Astronauts throw open door to station's new room
BY WILLIAM HARWOOD
STORY WRITTEN FOR CBS NEWS "SPACE PLACE" & USED WITH PERMISSION
Posted: February 13, 2010
The combined crews of the shuttle Endeavour and the International Space Station worked overnight Friday outfitting the new Tranquility module and preparing it for activation during a spacewalk Saturday night to connect ammonia coolant lines.
"The big activity today was the ingress of node 3, our new rec room," said lead station Flight Director Bob Dempsey. "Since then, they've been like busy bees running around inside the module, working away very diligently. ... The crew went in, took a few samples to make sure the air quality was exactly as we expected, took a few photos, obviously, to celebrate the moment and then got right down to work."
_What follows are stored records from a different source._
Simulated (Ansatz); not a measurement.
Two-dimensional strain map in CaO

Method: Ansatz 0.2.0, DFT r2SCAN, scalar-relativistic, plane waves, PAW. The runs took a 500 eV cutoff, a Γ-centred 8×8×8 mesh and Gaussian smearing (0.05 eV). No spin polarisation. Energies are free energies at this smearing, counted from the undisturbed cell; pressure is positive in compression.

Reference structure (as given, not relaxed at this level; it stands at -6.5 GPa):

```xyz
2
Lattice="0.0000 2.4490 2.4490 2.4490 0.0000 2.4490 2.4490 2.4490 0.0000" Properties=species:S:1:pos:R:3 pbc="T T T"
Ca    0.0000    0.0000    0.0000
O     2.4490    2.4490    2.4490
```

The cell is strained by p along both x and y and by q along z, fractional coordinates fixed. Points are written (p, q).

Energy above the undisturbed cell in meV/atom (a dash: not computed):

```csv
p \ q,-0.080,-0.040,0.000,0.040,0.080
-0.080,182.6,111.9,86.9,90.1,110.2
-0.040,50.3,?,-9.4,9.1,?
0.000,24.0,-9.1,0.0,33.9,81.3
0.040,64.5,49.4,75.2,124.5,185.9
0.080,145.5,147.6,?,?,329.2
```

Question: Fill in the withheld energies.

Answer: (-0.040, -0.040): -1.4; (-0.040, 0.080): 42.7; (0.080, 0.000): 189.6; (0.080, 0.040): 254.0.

With the addition of Tranquility, or node 3, the International Space Station is more than 98 percent complete. The new module is the last major U.S. component scheduled for attachment to the lab complex.
Initial checkout work went well, but the crew ran into a problem installing a protective cover on the module's outboard hatch, an issue that likely will require corrective action before a new seven-window cupola can be moved to its permanent location.
To fit in the shuttle's cargo bay, the cupola was attached to Tranquility's outboard port. But the flight plan calls for the crew to move the cupola to Tranquility's Earth-facing hatch overnight Sunday. On Monday, the crew plans to move a pressurized mating adaptor docking port from the Harmony module to Tranquility's outboard port, the one currently occupied by the cupola.
Before the cupola is relocated, the astronauts need to install a cover on the outboard side of the mating interface to protect it from micrometeoroid impacts and low temperatures.
"What this cover is, it's about the diameter of the module and it fits on the end cone of each module that when we remove a module and expose the (docking interface) to space, you want some sort of protection," Dempsey said.
"This cover is made of multi-layer insulation and some supporting fabric to give you some debris protection as well. The intent was to install this cover so that when we move the cupola off of the node 3, we had it there protecting the end. There's a similar cover on the nadir side of node 3 where the cupola will be relocated to."
The cover is held in place by four bars that rotate closed to engage a set of hooks. When the astronauts attempted to secure the cover overnight Friday, they discovered a physical interference that prevented the bars from rotating far enough to lock in place.
"Unfortunately, when they installed it, we discovered that the bars, the four standoff bars that hold the MLI in place, cannot swing down into the locked position because (they're) bumping up against some structure in the cupola," Dempsey said.
"Therefore, we are looking at various options to see if we need the cover, how we're going to install it and if we have any clearance issues with the cover should we be berthing the cupola on the nadir side. This is still being assessed at this time, we're not sure of the impact. It'll probably make some changes to the timeline in a few days."
It may be possible to simply remove the underlying equipment that is causing the interference and then re-install it after the cupola is moved. Engineers also are assessing whether the cover can be left off and whether or not the cover currently in place on the nadir port might prevent the cupola from being attached.
"There is no immediate requirement to move the cupola down to its final location," Dempsey said. "Obviously, we've got the crew (on board) that's trained with the robotics so we'd prefer to do it. But if in the next few days we decide we need more time to think about it, we will. The main focus the next few days is going to be activating node 3, getting those systems up and running."
Dempsey said the space station's urine recycling system, repaired earlier in the mission with equipment brought up aboard Endeavour, appears to be working normally. As of early Saturday, 55 pounds of urine had been processed without incident.
But engineers were looking into an apparent problem with the station's potable water system. A new filter was installed earlier in the mission to address an issue with degraded performance, but the system still appears to have problems.
"We have had some reduced flow before," Dempsey said. "We're not certain at this point if it's the same sort of problem. It likely is. It appears to be happening between a valve and the new external filter that we installed earlier in the mission.
"We're going to ... do what we call a back flush, where we push some of the water back and bypass the filter and see if it's possibly a solenoid, a valve that is having some sort of debris that's blocking it. Alternatively, it could be the filter."
Astronauts Robert Behnken and Nicholas Patrick planned to spend the night in the Quest airlock module at a reduced pressure of 10.2 pounds per square inch to help purge their bodies of nitrogen before a spacewalk overnight Saturday to connect coolant lines between Tranquility and the station.
Crew wakeup is expected at 4:14 p.m. and the spacewalk is scheduled to begin at 9:09 p.m.